When your dream does not match your reality; Gender Disappointment

Before I started writing this article, I first thought about how inherently gendered we are as human beings. I thought about some families, especially very influential ones who have only girls or only boys as children. I thought about how they must have felt, not having to achieve the illusive “perfect” gender combination. I realized in a second, the foolishness of my thoughts over another person’s problems and the deep seeded gender structure permutations we have in our society today. Yes, oftentimes we have this creepy thought over other people’s life, sometimes we go beyond thinking it, we say it or act it.

Clearly, a lot of gender disappointments are factored on what people think or what they’ll say. Society is deeply at the root of expectations over gender issues. Our culture operates a lot of gender stereotypes that give gender selection so much weight and make it more difficult for families to incorporate both the personal and societal pressure of gender disappointment.

Gender disappointment is the feeling of disappointment or sadness that parents experience when their preferred sex in a child is not met. No doubt, parents have expectations and projections of the gender of the baby they’re having and are naturally disappointed when those expectations don’t span out. This happens more when a particular sex has been born and there is naturally, the desire to have both genders in a family. Whether parents are secretly disappointed or openly sad, gender disappointment is real and a valid feeling. Researches have shown that 20% of families experience this. This disappointment can be fleeting for some parents and quite intense for others. While some parents overcome this with the realization that they’ll love their child even if its not the gender they wished for, to some, it is an experience which has the potential to impact adversely on their mental health or even threaten the peace of the family.

Understanding the Ultimate…

From the days of old, parents who prayed to God for the blessing of a child never made gender specifications, (except Hannah who prayed for a son with a promise to sacrifice him to serve God). For others, their prayer was exclusively for the blessing of a child and God answered them according to His will and His plan for the child’s future. Thus, detaching from the gender of a child and anticipating on their being, their identity, their future and their purpose in life should be the focus of every parent.

Sometimes, life isn’t how we picture it and it is important that we all get our heads around the realities we cannot change and learn to accept circumstances that does not conform with our wishes. Parents must understand that loving their child has nothing to do with their gender. Their excitement after the birth of the child should span from the love they have to give not from the gender they wish to have.

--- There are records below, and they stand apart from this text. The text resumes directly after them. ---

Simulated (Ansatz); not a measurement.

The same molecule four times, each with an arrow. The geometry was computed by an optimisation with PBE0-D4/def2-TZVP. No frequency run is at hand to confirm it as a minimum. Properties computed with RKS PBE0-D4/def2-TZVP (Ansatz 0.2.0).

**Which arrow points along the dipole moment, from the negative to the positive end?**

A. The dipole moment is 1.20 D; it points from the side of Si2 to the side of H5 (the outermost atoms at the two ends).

Why grieve the loss of something you thought you would have instead of rejoicing over the healthy baby you’re carrying? Would you choose to have the gender of your choice that brings pain and sorrow in the future or the gender that brings peace and joy to you? Does gender really define who a child is going to be? Do you believe that the very reason for desiring a girl or a boy child could be aborted by destiny? Did the universe choose you to raise a child based on his or her gender or to raise a spectacular and worthy child?
Sex is the least of the determinant factors of a child’s personality!

Reshape Your Expectations

Your family should be perfect in your eyes, with or without your expected gender combination. Be happy and contented with what life reality throws your way. Trust God and hope for a good future with Him by your side.

Open-mindedness and a little introspection are required for a seated understanding of this. Then the sufficient grace of God should be utilized for a good comprehension of this and the ability to give the very best in raising whoever He gives to us as a child.

Yes, It may be difficult to deal with this or to change this mindset especially when it comes as a shock to clearly convinced parents whose mind has been fixed in the potential reality of beholding their “dream child”. A lot of family with obsolete understanding of life have lost their marital juice because of this. Some women have suffered insults, scorn and rejection because they gave birth to a non desired gender.

Creation is of God, humans only reproduce. Why worry over what is beyond your power to change? The idea of sex selection has failed many scientists, the wonders of science have limits. God has the ultimate say and what He allows, He has reasons for. His ways are different from the ways of man!

This article does not seek to convince anyone not to make attempts to have the gender of their choice. It does not seek to condemn parents who feel bad or disappointed for not having the gender of their choice. It does not seek to condemn the desire for a mixed gender children. It only seeks to remind parents that wishes dont always come as we plan and not to grieve too much for things we can NEVER change. To accept their baby and understand that gender does not define who or what a child will be. To stop the gender biases, cultural expectations and societal pressure. To detach from a child’s gender and focus on her future.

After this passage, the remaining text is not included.